Parallel Routing for FPGAs with Sparse Intra-Cluster Routing Crossbars
- Author(s): Ould Mohamed Moctar, Yehdhih
- Advisor(s): Brisk, Philip
- et al.
Routing is the most time consuming step of the process of synthesizing an electronic design on a Field Programmable Gate Array (FPGA). It involves the creation of a Routing Resource Graph (RRG); a large data structure representing the physical architecture of the FPGA. In this work, we first introduce two scalable routing heuristics for FPGAs with sparse intra-cluster routing crossbars: SElective RRG Expansion (SERRGE), which compresses the RRG, and dynamically decompresses it during routing, and Partial Pre-Routing (PPR), which locally routes all nets in each cluster, and routes global nets afterwards. Our experiments show that: (1) PPR and SERRGE converge faster than a traditional router using a fully-expanded RRG; (2) they both achieve better routability than the traditional router, given a limited runtime budget; and (3) PPR uses far less memory and runs much faster than SERRGE, making it ideal for high capacity FPGAs.
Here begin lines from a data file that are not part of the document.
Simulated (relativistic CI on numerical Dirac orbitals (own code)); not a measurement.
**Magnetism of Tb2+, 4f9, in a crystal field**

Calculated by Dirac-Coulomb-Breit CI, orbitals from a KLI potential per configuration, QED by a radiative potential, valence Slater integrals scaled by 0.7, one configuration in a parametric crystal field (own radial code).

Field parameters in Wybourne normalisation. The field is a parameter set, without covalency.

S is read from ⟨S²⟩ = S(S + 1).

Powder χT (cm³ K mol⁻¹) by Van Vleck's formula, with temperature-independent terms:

We then introduce a new dynamic-multiplexing based hybrid logic blocks that can be configured to operate as regular configurable logic blocks, or to implement shifting operations required for mantissa alignment and normalization in floating point operations. We show that: (1) the number of CLBs required for shifting operations is reduced by 67%, and if shifting is not required, these hybrid logic blocks can be configured for normal operation, so no functionality is sacrificed; (2) the area overhead incurred by these modifications is small, and (3) there is no negative impact in terms of clock frequency or routability for benchmarks that do not use floating point shifting.
Finally, we investigate the parallelization of FPGA routing on both GPUs and Multicore, shared memory CPUs, using a speculation-based approach. The router is a parallel implementation of PathFinder, which is the basis for most commercial FPGA routers. Our results demonstrate scalability for large benchmarks and that the amount of available parallelism depends primarily on the circuit size, not the inter-dependence of signals. The Multicore-based parallel implementation achieved an average speedup of approximately 6x while the GPU achieved (10-15x) in comparison to the single threaded router implemented in the publicly available Versatile Place and Route (VPR) framework.